The Myths of Standardized Tests: Why They Don't Tell You What You Think They Do - Page 2 of 4

The Myths of Standardized Tests: Why They Don’t Tell You What You Think They Do

The information the public needs to have about its schools is far broader and more complex than any set of test scores. Policies are about evaluation not about accountability. This book is devoted to demonstrating the shortcomings of the measuring stick of standardized testing. In order for a test to provide accurate evidence to judge the caliber of instruction, it must be able to distinguish between students who have been well taught and students who have not. Suitable tests must be instructionally sensitive. Tests being used are not. They rely on items closely linked to socioeconomic status and inherited aptitudes to spread out the scores. As such they tend to measure what students bring to school, rather than what they are taught once they get there.

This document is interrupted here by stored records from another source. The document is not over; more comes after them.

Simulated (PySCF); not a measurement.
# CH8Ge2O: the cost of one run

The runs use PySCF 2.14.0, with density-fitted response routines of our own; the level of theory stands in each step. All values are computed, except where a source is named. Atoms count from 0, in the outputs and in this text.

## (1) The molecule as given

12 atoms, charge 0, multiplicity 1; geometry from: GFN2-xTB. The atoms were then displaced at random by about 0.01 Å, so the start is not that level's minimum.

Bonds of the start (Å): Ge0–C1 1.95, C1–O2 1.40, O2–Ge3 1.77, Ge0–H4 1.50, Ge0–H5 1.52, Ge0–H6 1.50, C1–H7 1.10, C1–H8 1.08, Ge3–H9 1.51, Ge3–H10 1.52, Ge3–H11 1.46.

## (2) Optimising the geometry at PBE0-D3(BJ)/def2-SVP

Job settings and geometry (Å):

Standardized tests depend on the idea that a small portion of a student’s behavior fairly represents the whole range of possible behavior. To draw valid inferences from a test, it must cover more than a small part of the content domain. If you have a large number of students, overall outcomes on different versions of a test should even out. But any one student can go from proficient on one version to needing remediation on another. Items are chosen to spread out the scores of the test takers. Time limits spread out scores even more. Life isn’t like a quiz show. As students can only sit and focus for so long, the tests can only deal with a small fraction of the domain. Some topics have to be skipped. Timed tests also produce test anxiety. Beware of timed tests.

Measurement of student achievement is too complex for current social science methods. We still use them to make decisions that impact students and schools. They don’t measure goals schools pursue like creativity, critical thinking, motivation, persistence, empathy, leadership, courage, compassion, honesty, and curiosity. Students with high scores may be shallow thinkers. If the only tool you have is a hammer, everything looks like a nail. They were created to measure the performance of populations not schools, teachers, or individuals. Important items that all students should know are left out at the expense of items that half of the students will miss. There are too many standards to use criterion-referenced tests.

By objective we mean based on observable phenomena and not influenced by emotion or personal prejudice. A look at how the tests are made, however, reveals a good deal of subjective human judgement from the people who write, edit, and assemble the test items. Setting the standards also requires judgement that occurs in a political and social context. Achievement levels are, first and foremost, policy statements. The only truly objective part is the scoring. Test scores are not clean, crisp numbers but fuzzy ranges that extend above and below the score, and 5% of the time the true score isn’t even in the fuzzy range. Since numbers confer a sense of fairness and impartiality, they are used to justify decisions that impact students’ lives.